Clinton Township gravesite marks resting place of a Michigan legend

By Nico Rubello
C & G Staff Writer

» click to enlarge «
Clinton Township gravesite marks resting place of a Michigan legend
The obelisk that marks the final resting place of Richard Conner, and at least one of his kin, his daughter Susannah Harrington, is just one of tens of thousands of graves at Clinton Grove Cemetery in Clinton Township.

CLINTON TOWNSHIP — Nobody really visits the gravesite of Richard Conner anymore. After all, he died more than two centuries ago.

At Clinton Grove Cemetery, sales manager Kerry Shuttleworth runs his fingers over the coarse, white, stone obelisk that rises about 12 feet into air. It’s by far one of the oldest, if not the oldest, gravesite in Clinton Grove.

More than a century-and-a-half of exposure to the elements has nearly washed away the engraved lettering, but the name Richard Conner on one of the sides is still discernible, as are these words:

“DIED April 22, 1808

AGED 89 YEARS”

A plaque below it, dedicated by the Birmingham chapter of the Daughters of the American Revolution, declares that Conner was a Revoutionary War soldier.

Local historian Donald W. Green — a past Clinton Township Historical Society president and Macomb County Historical commissioner — disagrees.

Green, a Clinton Township resident, has spent nearly 40 years researching Conner as part of the greater history of the township. And while there is no evidence that Conner served in the Revolutionary War, there is plenty of proof he was living and trading during that time with American Indians and the Moravians as a frontiersman, Green said.

But Conner’s life was surely an adventurous one nonetheless, one deeply rooted in the frontier history of Macomb County.

Born in 1719 in Maryland, Conner moved to Pennsylvania and developed a reputation as a trader. He gained the trust of several American Indian tribes with his knowledge of their traditions and ability to speak their dialects well.
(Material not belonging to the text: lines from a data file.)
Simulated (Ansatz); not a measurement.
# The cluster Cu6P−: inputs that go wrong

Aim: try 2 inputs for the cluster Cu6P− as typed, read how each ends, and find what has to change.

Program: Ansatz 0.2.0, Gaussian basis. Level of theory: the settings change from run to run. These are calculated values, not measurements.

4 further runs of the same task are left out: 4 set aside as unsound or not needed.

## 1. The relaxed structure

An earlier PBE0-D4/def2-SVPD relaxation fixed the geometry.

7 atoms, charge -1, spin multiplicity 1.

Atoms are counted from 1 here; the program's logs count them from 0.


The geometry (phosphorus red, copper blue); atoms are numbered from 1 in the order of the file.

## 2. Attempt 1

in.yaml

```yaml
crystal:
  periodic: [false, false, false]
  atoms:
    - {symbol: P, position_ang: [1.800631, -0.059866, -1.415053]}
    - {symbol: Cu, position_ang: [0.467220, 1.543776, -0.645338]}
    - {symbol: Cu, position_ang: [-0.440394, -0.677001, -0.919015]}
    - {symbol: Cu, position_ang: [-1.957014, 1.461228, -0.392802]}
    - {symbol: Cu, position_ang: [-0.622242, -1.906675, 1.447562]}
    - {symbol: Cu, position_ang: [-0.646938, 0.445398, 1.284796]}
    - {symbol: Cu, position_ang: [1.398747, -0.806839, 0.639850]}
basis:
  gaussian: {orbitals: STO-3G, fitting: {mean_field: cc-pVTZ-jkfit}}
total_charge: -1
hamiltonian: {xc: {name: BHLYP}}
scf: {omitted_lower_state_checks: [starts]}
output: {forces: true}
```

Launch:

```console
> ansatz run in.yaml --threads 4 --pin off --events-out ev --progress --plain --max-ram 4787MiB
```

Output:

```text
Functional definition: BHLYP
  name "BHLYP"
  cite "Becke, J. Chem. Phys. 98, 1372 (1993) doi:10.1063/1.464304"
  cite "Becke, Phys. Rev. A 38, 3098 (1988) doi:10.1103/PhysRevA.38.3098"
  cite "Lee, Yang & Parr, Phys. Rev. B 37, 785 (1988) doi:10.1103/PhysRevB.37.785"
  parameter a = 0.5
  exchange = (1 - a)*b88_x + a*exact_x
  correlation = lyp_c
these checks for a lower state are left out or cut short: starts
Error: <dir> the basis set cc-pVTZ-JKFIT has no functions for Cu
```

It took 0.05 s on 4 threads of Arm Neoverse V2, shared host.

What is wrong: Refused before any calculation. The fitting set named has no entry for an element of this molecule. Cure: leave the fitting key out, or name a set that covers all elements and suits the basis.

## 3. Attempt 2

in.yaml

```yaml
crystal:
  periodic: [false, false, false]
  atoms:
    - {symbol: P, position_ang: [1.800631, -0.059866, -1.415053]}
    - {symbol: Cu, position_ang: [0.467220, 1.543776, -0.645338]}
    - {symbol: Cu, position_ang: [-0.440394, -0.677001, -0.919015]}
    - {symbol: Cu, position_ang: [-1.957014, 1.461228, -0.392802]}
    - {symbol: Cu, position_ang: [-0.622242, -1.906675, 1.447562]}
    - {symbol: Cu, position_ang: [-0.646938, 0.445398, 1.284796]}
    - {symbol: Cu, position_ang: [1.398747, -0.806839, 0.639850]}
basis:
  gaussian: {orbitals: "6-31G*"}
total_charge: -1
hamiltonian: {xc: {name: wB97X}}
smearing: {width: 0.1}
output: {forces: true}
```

“He thought like they did; he talked like they did,” Green said. “He blended in.”

During his travels, Conner met his wife, Margaret Boyer, while she was living with a Shawnee tribe in Ohio. Boyer, her sister and brother had been captured by the Shawnee as children.

Given Conner’s reputation, the chief sold Boyer to him for $200, plus the promise that their first child would belong to the tribe.

Ever a man of his word, Conner honored the agreement; the couple heartbreakingly turning over their first born son, James Conner, to the chief until they were able to work up the money to buy him back several years later.

Conner and Boyer ultimately had four sons and a daughter, Susannah, who is buried alongside her father at Clinton Grove Cemetery. She is credited as being the first child born in Macomb County to English-speaking parents, Green said.

But you can’t talk about Richard Conner without mentioning his close friend until death, David Zeisberger, a highly educated Moravian minister who founded one of the first inland settlements in the Michigan territory. The settlement, which Zeisberger called New Gnadenhutten — translated to “huts of grace” — was founded in the oxbow of the Clinton River. The settlement was located across the river from what now is George George Memorial Park.

The Moravians’ road to Detroit, now known as Moravian Drive, is Michigan’s oldest inland road.

At the time, “places like Flint, Grand Rapids and Lansing were never even heard of,”
Green added.

It was Zeisberger and his Moravian missionaries that Conner followed from Pennsylvania to Ohio, then to New Gnadenhutten. It was uncommon, Green said, for a Moravian community to welcome a non-Moravian such as Conner to live among them. But such was Conner’s friendship with Zeisberger, his friendship with the American Indians, and the respect that his knowledge of the wilderness had earned him, Green said.

“(Conner and Zeisberger) lived on the cusp of life,” Green added. “There were many times they were captured by hostile American Indians and hostile troops (from the Revolutionary War), and their lines were by a thread, so to speak. Yet they lived through all this, and both men died in bed in their 80s.

“They were really rugged, really hard folks. They even starved sometimes because they couldn’t get food. It’s a remarkable story of survivorship. Conner’s children were the same way.”

In the eyes of many historians, Richard Conner’s sons — namely William, John and Henry — went on to eclipse their father’s fame. After spending their teens in Clinton Township, they became widely known liaisons to the American Indian communities and among them helped negotiate dozens of treaties with the tribes.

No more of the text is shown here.